This cherry rose pistachio cherry trifle may be embarrassingly easy to make but its so delicious that no will care! To really make a holiday themed dessert, I decided to be festive with the flavors and the colors with this one. Hence the red and green colors! Layers of pound cake, rose-syrup soaked cherries, pistachio pudding, cherry jam and whipped cream!
What's a trifle?
A trifle is a layered English dessert. The layers usually consist of cake or ladyfingers, a custard, fruit (in gelatin, jam or fresh form) and topped with whipped cream.
Cherry Rose Pistachio Trifle
Here are the layers for the trifle:
- Store bought pound cake - cut into cubes
- Pistachio pudding
- Cherry Jam
- Rose syrup soaked cherries
- Whipped cream topping
- Garnished with pistachios and cherries
See what I mean, by embarrassingly easy? There is zero baking and barely even making involved! All you need to do is put together a bunch of store bought items and put it into a pretty bowl!
How do I make a trifle?
- First, just prep all of the layers.
- Prepare the pudding, according to the package instructions and then just set in the refrigerator to chill.
- Soak the cherries in the rose syrup. I simmer the frozen cherries and rose syrup in a little bit of water for a few minutes so they combine nicely. Then remove from the heat.
- Cut the pound into cubes. You should make them small, about 1 inch cubes. This way they are bite sized but not so small they crumble everywhere.
- Check the consistency of the jam. You want it to be like a thick sauce. If you are not able to drizzle it, whisk in some water until you reach a consistency that you can drizzle thickly.
- Now grab your trifle bowl or glasses for individual servings and start layering. I like to add a little bit of cherry jam to the bottom and the layer the pound cake cubes, pistachio pudding, whipped cream, and rose syrup soaked cherries. See if you can make a second layer and then top it with all the remaining whipped cream and cherries!
Cherry Rose Pistachio Trifle
- 1 pound cake cut into 1 inch cubes
- 1 pistachio pudding mix make according to package directions, chill
- 10 ounces cherry jam
- 2 cups frozen cherries
- 2 tablespoons rose syrup
- 8 ounces whipped topping
- pistachios chopped, for garnish
- edible rose petals optional
- In a small saucepan, add frozen cherries and rose syrup. Add a few tablespoons of water to help heat the mixture together. Let simmer for 5 minutes, remove from heat and set aside to cool.

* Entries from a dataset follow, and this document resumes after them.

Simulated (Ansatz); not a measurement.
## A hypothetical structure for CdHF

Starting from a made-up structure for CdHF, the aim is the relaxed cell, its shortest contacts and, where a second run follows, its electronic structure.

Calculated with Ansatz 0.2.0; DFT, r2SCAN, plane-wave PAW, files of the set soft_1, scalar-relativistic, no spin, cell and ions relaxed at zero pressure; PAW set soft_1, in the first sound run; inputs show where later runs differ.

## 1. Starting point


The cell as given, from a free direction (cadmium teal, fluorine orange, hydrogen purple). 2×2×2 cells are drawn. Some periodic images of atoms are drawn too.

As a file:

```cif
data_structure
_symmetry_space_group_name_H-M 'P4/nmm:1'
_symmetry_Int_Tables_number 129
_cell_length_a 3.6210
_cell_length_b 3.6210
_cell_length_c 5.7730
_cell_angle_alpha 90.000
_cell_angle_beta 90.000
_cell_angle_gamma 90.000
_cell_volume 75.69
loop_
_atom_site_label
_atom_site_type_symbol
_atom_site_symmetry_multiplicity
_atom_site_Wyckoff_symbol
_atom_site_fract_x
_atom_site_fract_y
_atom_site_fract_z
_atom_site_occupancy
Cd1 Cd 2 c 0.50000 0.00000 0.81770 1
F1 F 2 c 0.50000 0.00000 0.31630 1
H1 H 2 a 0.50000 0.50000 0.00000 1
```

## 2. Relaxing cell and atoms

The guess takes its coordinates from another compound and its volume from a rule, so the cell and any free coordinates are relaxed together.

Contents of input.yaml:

- Place the cherry jam in a small bowl, check the consistency. If you are looking for something you can scoop and drizzle but not be too thin. Whisk in a tablespoon of water at a time to the jam until you get a sauce-like consistency. Set aside.
- To make the trifle, I set out individual glasses. Layer with a spoon of cherry jam, cubes of pound cake, a dollap of whipped cream, a few of the rose-soaked cherries. Repeat those layers one more time. Top with the remaining whipped cream and garnish with remaining cherries, chopped pistachios and edible rose petals
- Chill the trifle glasses until ready to serve. Trifle can be served immediately or made ahead. I do not recommend making it more than 24 hours before serving.